Spy Kids
dir. Robert Rodriguez
Dimension Films
Unlike almost any of the other late-'90s Wunderkinder, Robert Rodriguez came onto the scene as an exceptional film talent who was also a straight-up popular artist. Instantly famous for making the gleeful action fest El Mariachi for ludicrously little money, he went on to remake it on a larger scale for Hollywood in the less-magical Desperado. Then came 30 minutes of laughing gas in Four Rooms, the rocky Quentin Tarantino collaboration From Dusk Till Dawn, and the groansome The Faculty it's been a career on the decline. By pretty much every Hollywood metric, he had one last chance before deemed a flameout.
So it's my pleasure to announce that Spy Kids is great. I'd say the movie is almost overpraised, but as a fan of Rodriguez, the movie's writer/ director/ producer/ editor/ visual effects supervisor/ composer, it's a great thrill to be arguing that the critics like his movie too much. Its faults are curious and forgivable, and its pleasures are positively gold-plated.
The movie opens on Carmen and Juni Cortez (Alexa Vega and Daryl Sabara) being told a bedtime story by their mother Ingrid (Carla Gugino) about two international super spies that gave up a life of espionage for the most difficult mission of all: raising a family. Carmen objects, saying the story needs a better ending, but of course we realize long before the kids do that it's their parents' story and that getting to the "better ending" is going to be all the fun.
To that end, Ingrid and her husband Gregorio (Antonio Banderas) are brought out for, you know, one last assignment, only to be kidnaped by Floop (Alan Cumming), a Pee-Wee-cum-Willy Wonka children's show host who's also a mad genius contracted by the diabolical Mr. Lisp (Robert Patrick) to come up with, you know, some way to take over the world. Floop's solution: child-impersonating killer androids who only need a brain or, rather, the breakthrough Third Brain A.I. that Gregorio was developing to replace the scions of all the world leaders.

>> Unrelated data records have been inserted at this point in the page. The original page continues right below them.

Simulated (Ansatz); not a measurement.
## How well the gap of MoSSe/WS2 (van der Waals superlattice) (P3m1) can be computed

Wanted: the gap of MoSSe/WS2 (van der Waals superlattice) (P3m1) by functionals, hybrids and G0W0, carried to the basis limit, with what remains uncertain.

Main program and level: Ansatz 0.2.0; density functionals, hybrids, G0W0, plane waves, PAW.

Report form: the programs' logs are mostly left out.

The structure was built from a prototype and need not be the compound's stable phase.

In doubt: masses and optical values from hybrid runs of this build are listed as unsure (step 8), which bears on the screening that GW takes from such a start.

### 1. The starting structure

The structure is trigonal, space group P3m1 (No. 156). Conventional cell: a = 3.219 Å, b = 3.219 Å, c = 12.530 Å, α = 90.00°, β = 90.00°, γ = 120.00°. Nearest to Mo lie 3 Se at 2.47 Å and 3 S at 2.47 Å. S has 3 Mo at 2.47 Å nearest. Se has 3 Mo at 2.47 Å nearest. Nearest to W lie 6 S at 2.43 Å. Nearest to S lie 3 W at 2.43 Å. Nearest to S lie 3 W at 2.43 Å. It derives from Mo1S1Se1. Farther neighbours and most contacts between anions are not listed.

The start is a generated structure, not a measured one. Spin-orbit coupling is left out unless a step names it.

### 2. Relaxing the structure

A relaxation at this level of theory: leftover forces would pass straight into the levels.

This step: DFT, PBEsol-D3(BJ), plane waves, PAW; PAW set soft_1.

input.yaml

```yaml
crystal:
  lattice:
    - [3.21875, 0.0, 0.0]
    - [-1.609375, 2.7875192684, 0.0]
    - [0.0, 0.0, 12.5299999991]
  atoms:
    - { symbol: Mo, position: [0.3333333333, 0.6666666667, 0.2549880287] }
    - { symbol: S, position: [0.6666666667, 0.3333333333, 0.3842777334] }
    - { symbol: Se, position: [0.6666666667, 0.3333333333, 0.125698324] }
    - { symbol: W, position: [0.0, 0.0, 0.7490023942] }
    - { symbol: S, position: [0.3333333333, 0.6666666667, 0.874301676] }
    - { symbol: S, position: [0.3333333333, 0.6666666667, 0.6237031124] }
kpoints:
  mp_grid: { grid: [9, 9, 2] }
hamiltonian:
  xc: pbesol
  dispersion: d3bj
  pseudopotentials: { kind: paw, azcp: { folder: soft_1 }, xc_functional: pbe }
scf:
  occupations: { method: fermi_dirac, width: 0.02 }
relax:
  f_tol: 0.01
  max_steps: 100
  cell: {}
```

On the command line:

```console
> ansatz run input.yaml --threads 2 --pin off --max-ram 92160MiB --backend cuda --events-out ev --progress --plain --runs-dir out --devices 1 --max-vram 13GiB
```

With their parents gone, it's up to Carmen and Juni to save them, and so they get a crash course in the family business. It's high fun, harnessing Rodriguez's indefatigable sense of play as well as his rock-'em-sock-'em style that's equal parts textbook and comic book. (His cost-trimming special effects often look home-brewed, however, like he didn't have quite enough memory on his Mac to put the proper polish on it.) Whether it's the kids' gadget-based hijinks or their run-ins with acid-trip Pufnstuf creations like the Thumb-Thumbs and the Flooglies, Spy Kids crackles with childlike inventiveness.
That, perhaps, goes a long way in explaining the little ways in which the movie's seams show. At the risk of spoiling the plot, as it were, Floop turns out to be not such a bad guy; he's supplanted in that regard by his sidekick, Alex Minion (the ubiquitous but undervalued Tony Shalhoub the movie's got a perfect cast). Not only does the movie swap out its bad guy, but between the kids, the parents, Floop, Minion, Mr. Lisp, the Thumb-Thumbs and the li'l androids, the movie's sundry conflicts peter out into one long anti-climax in which our heroes do very little. It's Floop who provides the masterstroke against the villains, and while he praises Juni for enlightening him, it's a shallow resolution maybe Rodriguez sees too much of himself in Floop to stick him with an arch-enemy rap. Floop, with his self-sufficient believe-in-yourself mantras, was a truly subversive choice for a bad guy in a movie where the heroes are marked most by their dependency on family. The route the movie takes instead is a disappointing, but not capsizing, shortcoming.
In the same way that True Lies drove the point home that your spouse can be both your fantasy and all the adventure you'll ever need, Spy Kids is totally serious about its claim that keeping a family together is the real challenge. Add to that the fact that the Cortezes are, well, the Cortezes non-Anglo and that the kids are shown literally warts and all and you have a truly unique motion picture. It's likely to become a kid's classic, a box-office success and a franchise and it couldn't happen to a nicer movie, or be a better break for a filmmaker in line for a second chance.